Governments and private companies are racing to master the art of space-based refueling, whether the goal is recharging satellites or reloading spacecraft with a full tank of fresh chemical propellant. U.S. Space Force, to cite just one example, has awarded tens of millions of dollars to private contractors promising orbital fueling stations capable of delivering hydrazine to its space-based platforms.
Now, researchers with China’s Xidian University have announced progress in their plan to develop a far cleaner and more sustainable alternative: a space-based solar power plant capable of remotely recharging drones while these uncrewed aerial platforms are still in flight. According to an announcement Monday by China’s official state news site, Xinhuanet, scientists and engineers with the university’s “Sun Chasing” project managed to deliver 143 watts of stable power from their prototype solar platform to a drone flying at roughly 19 miles per hour (30 kilometers per hour) from 98 feet (30 meters) away.

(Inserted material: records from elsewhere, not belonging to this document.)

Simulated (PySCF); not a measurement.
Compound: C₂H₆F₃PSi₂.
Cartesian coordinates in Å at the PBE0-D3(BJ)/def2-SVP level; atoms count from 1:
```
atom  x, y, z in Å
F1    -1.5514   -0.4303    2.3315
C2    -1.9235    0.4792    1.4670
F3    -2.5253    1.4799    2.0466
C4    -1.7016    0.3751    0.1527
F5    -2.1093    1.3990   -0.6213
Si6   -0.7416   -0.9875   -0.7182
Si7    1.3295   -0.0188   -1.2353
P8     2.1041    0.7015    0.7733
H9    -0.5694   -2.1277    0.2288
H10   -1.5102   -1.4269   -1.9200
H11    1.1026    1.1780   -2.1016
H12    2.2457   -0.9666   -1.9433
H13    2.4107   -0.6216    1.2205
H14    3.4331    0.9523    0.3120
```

And the device apparently fared even better delivering wireless electricity to stationary targets, Xinhuanet reported. “In recent tests, the system achieved a wireless power transmission efficiency of 20.8% from direct current to direct current over a distance of [328 feet] 100 meters,” the news agency said. “It delivered 1,180 watts of power.”
Xidian’s Sun Chasing team foresees broad “civilian and military” applications for its project, which has been suspending its prototype orbital solar-power plant from Eiffel Tower-like metal scaffolds in the northwest Shaanxi province for years. As the university explained in 2022, the project could one day power “disaster relief” efforts in remote areas as easily as it could power “military emergency radars, stratospheric vehicles, and drone swarms,” according to a Google-translated statement.
Drone on and on
Duan Baoyan—leader of the Sun Chasing project and a professor at Xidian University’s school of mechano-electronic engineering—said that his team has now solved the technical problem of powering multiple moving targets simultaneously via a lone transmitter.
Duan added that his fellow researchers expect that one space-based solar power station, like their prototype, could eventually deliver electricity to multiple satellites and ground-based vehicles all at once, according to comments reported by China Daily.
The team’s new milestone improves upon 2022 tests in which its direct current-to-direct current transmission between the platform and moving targets, such as drones, achieved 15.05% efficiency.
Sun Chasing’s wireless energy beam, transmitted via a high-power microwave antenna, can now reportedly be collected via the team’s specialized receiving antenna systems at an efficiency of 88%. The team has also worked to make these antennas smaller and lighter—improving their economic feasibility for space deployment.
The next big step, according to Duan, is to finally conduct tests in orbit.
Solar-power space race
China is, of course, not alone in its ambitions for space-based wireless solar power platforms. Researchers at the California Institute of Technology have already launched their own successful prototype of this technology, their MAPLE phased array for wireless power transmission, onboard their Space Solar Power Demonstrator-1 back in 2023.
And, of course, famed electrical pioneer Nikola Tesla demonstrated the basic feasibility of wireless power transmission all the way back in 1899 at his Colorado Springs lab. (A century-plus head start that titans of American industry like J.P. Morgan and George Westinghouse fumbled, whether for lack of vision or lack of profit potential.)
But that history does not mean Sun Chasing’s effort to make these systems a reality has been a cakewalk.
“Scientific research, especially engineering projects like ours, requires hands-on experience, practical operation, and repeated field visits,” as Duan explained in a 2022 statement, translated via Google. The team took three years to construct its ground verification system, which included hauling over a 440-pound (200-kilogram) microwave antenna and other preliminary equipment around Shaanxi.
“Computational simulation, installation and debugging, these are nothing compared to the challenges we sometimes encounter,” Duan’s colleague Professor Zhang Yiqun added. “They don’t feel like research at all.”